[Docs] [txt|pdf] [Tracker] [WG] [Email] [Diff1] [Diff2] [Nits]

Versions: (draft-polk-ecrit-local-emergency-rph-namespace) 00 01 02 03 04

ECRIT Working Group                                          James Polk
Internet-Draft                                            Cisco Systems
Intended Status: Standards Track (as PS)                   Oct 27, 2008
Expires: April 27, 2009



            IANA Registering a SIP Resource Priority Header
              Namespace for Local Emergency Communications
           draft-ietf-ecrit-local-emergency-rph-namespace-00

Status of this Memo

   By submitting this Internet-Draft, each author represents that any
   applicable patent or other IPR claims of which he or she is aware
   have been or will be disclosed, and any of which he or she becomes
   aware will be disclosed, in accordance with Section 6 of BCP 79.

   Internet-Drafts are working documents of the Internet Engineering
   Task Force (IETF), its areas, and its working groups.  Note that
   other groups may also distribute working documents as Internet-
   Drafts.

   Internet-Drafts are draft documents valid for a maximum of six
   months and may be updated, replaced, or obsoleted by other documents
   at any time.  It is inappropriate to use Internet-Drafts as
   reference material or to cite them other than as "work in progress."

   The list of current Internet-Drafts can be accessed at
   http://www.ietf.org/ietf/1id-abstracts.txt.

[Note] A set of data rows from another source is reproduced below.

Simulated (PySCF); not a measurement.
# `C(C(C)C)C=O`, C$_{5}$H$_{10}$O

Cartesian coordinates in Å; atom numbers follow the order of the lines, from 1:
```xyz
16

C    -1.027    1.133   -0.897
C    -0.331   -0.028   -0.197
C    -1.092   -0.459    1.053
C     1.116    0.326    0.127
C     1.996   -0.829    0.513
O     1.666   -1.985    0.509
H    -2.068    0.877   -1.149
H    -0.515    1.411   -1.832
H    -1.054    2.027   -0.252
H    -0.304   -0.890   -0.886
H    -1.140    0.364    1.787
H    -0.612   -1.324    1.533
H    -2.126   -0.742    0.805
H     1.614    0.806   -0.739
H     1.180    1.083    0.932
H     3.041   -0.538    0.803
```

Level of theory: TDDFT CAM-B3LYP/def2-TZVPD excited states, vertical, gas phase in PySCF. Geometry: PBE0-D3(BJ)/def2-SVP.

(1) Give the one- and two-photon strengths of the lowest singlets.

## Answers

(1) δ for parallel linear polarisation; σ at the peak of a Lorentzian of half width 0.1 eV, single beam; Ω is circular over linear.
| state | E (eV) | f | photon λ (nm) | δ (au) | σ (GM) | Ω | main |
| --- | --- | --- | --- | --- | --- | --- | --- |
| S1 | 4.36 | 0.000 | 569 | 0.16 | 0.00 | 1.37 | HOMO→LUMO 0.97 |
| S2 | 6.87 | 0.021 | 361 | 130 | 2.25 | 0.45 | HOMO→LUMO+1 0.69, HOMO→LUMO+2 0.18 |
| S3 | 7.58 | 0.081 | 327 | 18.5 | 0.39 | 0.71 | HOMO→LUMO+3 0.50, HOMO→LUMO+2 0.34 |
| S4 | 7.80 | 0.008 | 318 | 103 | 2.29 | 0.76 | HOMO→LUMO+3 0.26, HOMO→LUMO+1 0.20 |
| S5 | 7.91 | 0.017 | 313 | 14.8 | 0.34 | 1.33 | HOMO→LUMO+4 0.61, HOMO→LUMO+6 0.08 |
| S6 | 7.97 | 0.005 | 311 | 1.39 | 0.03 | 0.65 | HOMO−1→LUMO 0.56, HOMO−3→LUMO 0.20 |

   The list of Internet-Draft Shadow Directories can be accessed at
   http://www.ietf.org/shadow.html.

   This Internet-Draft will expire on April 27, 2009.

Copyright Notice

   Copyright (C) The IETF Trust (2008).

Abstract

   This document creates and IANA registers the new Session Initiation
   Protocol (SIP) Resource Priority header (RPH) namespace "esnet" for
   local emergency usage to a public safety answering point (PSAP),
   between PSAPs, and between a PSAP and first responders and their
   organizations.







Polk                      Expires April 27, 2009               [Page 1]


Internet-Draft    SIP RPH Namespace for Local Emergencies      Oct 2008

Table of Contents

   1.  Introduction  . . . . . . . . . . . . . . . . . . . . . . . .  2
   2.  Rules of Usage of the Resource Priority Header  . . . . . . .  3
   3.  "esnet" Namespace Definition  . . . . . . . . . . . . . . . .  5
     3.1   Namespace Definition Rules and Guidelines . . . . . . . .  6
     3.2   The "esnet" Namespace . . . . . . . . . . . . . . . . . .  6
   4.  IANA Considerations . . . . . . . . . . . . . . . . . . . . .  7
     4.1   IANA Resource-Priority Namespace Registration . . . . . .  7
     4.2   IANA Priority-Value Registrations . . . . . . . . . . . .  7
   5.  Security Considerations . . . . . . . . . . . . . . . . . . .  7
   6.  Acknowledgements  . . . . . . . . . . . . . . . . . . . . . .  7
   7.  References  . . . . . . . . . . . . . . . . . . . . . . . . .  7
     7.1   Normative References  . . . . . . . . . . . . . . . . . .  7
     7.2   Informative References  . . . . . . . . . . . . . . . . .  8
       Author's Address  . . . . . . . . . . . . . . . . . . . . . .  8
       Intellectual Property and Copyright Statements  . . . . . . .  8


   The key words "MUST", "MUST NOT", "REQUIRED", "SHALL", "SHALL
   NOT", "SHOULD", "SHOULD NOT", "RECOMMENDED", "MAY", and
   "OPTIONAL" in this document are to be interpreted as described
   in [RFC2119].


1.  Introduction

   This document creates and IANA registers the new Session Initiation
   Protocol (SIP) Resource Priority header (RPH) namespace "esnet" for
   local emergency usage.  The SIP Resource-Priority header is defined
   in RFC 4412 [RFC4412]. This new namespace can be from a caller in
   distress, or added at the entry server into an emergency services
   managed network, towards a public safety answering point (PSAP),
   i.e., the 911 or 112-based emergency services call taker.  This
   new namespace can be used between PSAPs, and between a PSAP and
   first responders and their organizations.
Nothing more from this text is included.